Sarees from Kancheepuram are popular both in India and abroad.
In Kancheepuram, they don't just weave silks but an entire tradition. Till 1865, there was no silk or even mulberry here. When the Maharaja of Mysore descended on the Varadaraja temple, sporting silk, he caught the fancy of the residents of the temple city. Today, 75 per cent of the city's population is engaged in the silk industry-some for more than five generations. Even now, the ready spools come from Mysore and the designs, gleaned from temples, palaces and paintings.

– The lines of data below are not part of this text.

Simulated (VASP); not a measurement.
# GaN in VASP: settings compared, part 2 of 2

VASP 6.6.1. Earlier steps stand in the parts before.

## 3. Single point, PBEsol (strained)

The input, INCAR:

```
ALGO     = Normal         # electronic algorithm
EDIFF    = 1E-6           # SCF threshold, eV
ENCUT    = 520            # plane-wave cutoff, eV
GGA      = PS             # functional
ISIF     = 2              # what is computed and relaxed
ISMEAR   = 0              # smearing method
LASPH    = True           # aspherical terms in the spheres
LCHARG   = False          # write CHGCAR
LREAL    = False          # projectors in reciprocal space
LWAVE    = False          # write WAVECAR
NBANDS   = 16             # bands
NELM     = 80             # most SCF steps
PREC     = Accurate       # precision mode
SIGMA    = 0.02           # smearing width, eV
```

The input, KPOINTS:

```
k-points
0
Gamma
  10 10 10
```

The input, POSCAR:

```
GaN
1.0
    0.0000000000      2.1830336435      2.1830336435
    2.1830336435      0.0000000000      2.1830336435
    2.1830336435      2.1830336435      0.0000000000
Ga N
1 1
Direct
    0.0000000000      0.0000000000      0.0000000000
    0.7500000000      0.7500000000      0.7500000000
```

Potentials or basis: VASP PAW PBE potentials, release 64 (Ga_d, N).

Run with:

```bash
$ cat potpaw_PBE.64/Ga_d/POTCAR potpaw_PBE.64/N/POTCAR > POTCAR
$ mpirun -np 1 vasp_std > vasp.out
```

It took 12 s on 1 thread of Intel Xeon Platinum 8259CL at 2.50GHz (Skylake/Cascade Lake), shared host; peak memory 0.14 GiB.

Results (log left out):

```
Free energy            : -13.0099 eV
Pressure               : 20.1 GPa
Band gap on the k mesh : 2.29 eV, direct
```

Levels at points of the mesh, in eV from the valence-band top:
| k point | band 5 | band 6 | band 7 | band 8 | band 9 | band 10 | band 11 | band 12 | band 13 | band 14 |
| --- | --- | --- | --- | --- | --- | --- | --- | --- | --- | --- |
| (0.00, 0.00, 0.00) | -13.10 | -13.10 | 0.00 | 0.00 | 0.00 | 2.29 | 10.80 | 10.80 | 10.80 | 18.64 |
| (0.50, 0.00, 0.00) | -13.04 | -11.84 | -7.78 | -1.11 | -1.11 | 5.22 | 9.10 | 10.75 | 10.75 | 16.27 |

Says Yuvraj Srinivas, owner of a weaving house, “We do a lot of customised work too, with colours and patterns as ordered by a client. But the baasic concept does not change. The paisleys, peacocks, yali (horselike motif) and temple designs remain the same old ones. Over time, we have also inducted motifs from the Baluchari of Bengal, that is, scenes from the Ramayana and the Mahabharata. The Bhagwad Gita is also quite popular these days.” The colours are traditionally bright or earthy-scarlet, emerald green, black, ochre, purple, steel blue, peacock blue and turquoise-and some are specially made in red and white for religious occasions. One major difference between the Kancheepuram silk and the Mysore silk is that the former uses twisted yarn and the latter mostly crepe.
The twisted yarn is said to be much stronger than crepe and guaranteed to last 30 to 40 years. There are 100-odd silk shops in Kancheepuram, selling sarees that come out of more than 600 looms. They come in two categories, wedding sarees with heavy jaquard work and the less decorative multi-purpose ones.
The sale at Yuvraj’s shop alone would give an idea of the kind of demand there is for Kanjeevaram silk, despite the high prices. At least 90 wedding sarees arrive here from the looms every day, along with thrice as many less-expensive ones. Most of these are sold off, not only to customers within the country but also abroad. “We have NRI clients in every continent,” says Yuvraj, “including some regular ones in the US, the UK, France, Germany and also Australia.”
The prices range between Rs 1,500 and Rs 50,000, from the simplest item to the most intricate zari detail and meena work on wedding sarees. Zari comprises 63 per cent silver electro-plated with gold (14 per cent), which ensures that you get back at least the silver's worth when you burn an old saree. A simple saree takes 10-12 days to weave and a decorative one, up to 20 days. The weaver charges anywhere between Rs 1,200 and Rs 4,000, depending on the effort put in.